Re: [REPORT] net: 3com: 3c59x: Possible data races

From: Sebastian Andrzej Siewior
Date: Fri Oct 05 2018 - 11:04:54 EST


On 2018-10-03 21:52:14 [+0800], Jia-Ju Bai wrote:
> ****** Possible race0 ******
> CPU0:
> vortex_boomerang_interrupt
> line 2510: spin_lock_irqsave()
> _boomerang_interrupt
> line 2432: vp->tx_skbuff[entry] [READ]
> line 2433: vp->tx_skbuff[entry] [READ]
> line 2453: vp->tx_skbuff[entry] = NULL [WRITE]
>
> CPU1:
> boomerang_start_xmit
> line 2145: vp->tx_skbuff[entry] = skb [WRITE]
>
> As for vp->tx_skbuff[entry], the WRITE and READ operations in CPU0
> are performed with holding a spinlock, but the WRITE operation in CPU1
> is performed without holding this spinlock, so there may exist data races.

not really. One side fills the ring buffer (cur_tx++) and the other side
purges it (dirty_tx++). Don't see a overlap here.

> ****** Possible race1 ******
> CPU0:
> vortex_boomerang_interrupt
> line 2510: spin_lock_irqsave()
> _boomerang_interrupt
> line 2421: vp->dirty_tx = dirty_tx [WRITE]
>
> CPU1:
> boomerang_start_xmit
> line 2137: vp->dirty_tx [READ]
>
> As for vp->dirty_tx, the WRITE operation in CPU0 is performed
> with holding a spinlock, but the READ operation in CPU1 is performed
> without holding this spinlock, so there may exist a data race.

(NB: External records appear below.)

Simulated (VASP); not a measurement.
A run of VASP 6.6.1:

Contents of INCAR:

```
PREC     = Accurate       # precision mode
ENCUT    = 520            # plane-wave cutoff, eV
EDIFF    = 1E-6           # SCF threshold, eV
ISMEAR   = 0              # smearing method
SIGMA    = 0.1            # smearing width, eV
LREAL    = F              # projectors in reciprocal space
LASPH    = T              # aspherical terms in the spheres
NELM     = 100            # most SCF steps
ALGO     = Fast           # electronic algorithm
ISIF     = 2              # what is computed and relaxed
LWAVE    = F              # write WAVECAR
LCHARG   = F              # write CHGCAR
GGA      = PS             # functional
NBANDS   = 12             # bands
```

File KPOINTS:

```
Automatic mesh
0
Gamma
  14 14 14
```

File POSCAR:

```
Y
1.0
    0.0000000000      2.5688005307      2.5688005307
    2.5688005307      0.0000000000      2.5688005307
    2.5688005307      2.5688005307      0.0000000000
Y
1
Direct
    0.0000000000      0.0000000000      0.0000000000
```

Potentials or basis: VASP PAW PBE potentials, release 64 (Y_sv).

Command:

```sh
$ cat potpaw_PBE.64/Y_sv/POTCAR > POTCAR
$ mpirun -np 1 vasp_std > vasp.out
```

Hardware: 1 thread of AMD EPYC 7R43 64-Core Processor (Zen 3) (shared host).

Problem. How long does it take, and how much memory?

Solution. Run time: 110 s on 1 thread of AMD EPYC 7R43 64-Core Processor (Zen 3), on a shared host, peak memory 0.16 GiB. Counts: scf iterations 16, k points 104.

basically the same thing as race0

> ****** Possible race2 ******
> CPU0:
> vortex_boomerang_interrupt
> line 2510: spin_lock_irqsave()
> _boomerang_interrupt
> line 2381: vp->handling_irq = 1 [WRITE]
> line 2498: vp->handling_irq = 0 [WRITE]
>
> CPU1:
> boomerang_start_xmit
> line 2134: vp->handling_irq [READ]
>
> As for vp->handling_irq, the WRITE operations in CPU0 are performed
> with holding a spinlock, but the READ operation in CPU1 is performed
> without holding this spinlock, so there may exist data races.

It might but it is not serious. As the comment explains, if CPU1 would
miss to then it would spin the lock while CPU0 would deadlock.
However, I doubt that this happens because the core should hold the
queue lock.

> ****** Possible race3 ******
> CPU0:
> vortex_boomerang_interrupt
> line 2510: spin_lock_irqsave()
> _boomerang_interrupt
> boomerang_rx
> line 2669: skb->ip_summed = ... [WRITE]
>
> CPU1:
> boomerang_start_xmit
> line 2149: skb->ip_summed [READ]
>
> As for skb->ip_summed, the WRITE operation in CPU0 is performed
> with holding a spinlock, but the READ operation in CPU1 is performed
> without holding this spinlock, so there may exist data races.

This race would exist if the skb would be simultaneously on RX and TX
side. Otherwise we good.

>
> These possible races are detected by a runtime testing.

Could you please define runtime testing? Did something happen or did you
just instrument the code and assumed that it might happen?cG

> A possible fix of these races is protecting the code in
> boomerang_start_xmit()
> using the spinlock in vortex_boomerang_interrupt().
> But I am not sure whether this fix is correct, so I only report these races.

Okay. As explained above, I don't think the races are real.

> Best wishes,
> Jia-Ju Bai

Sebastian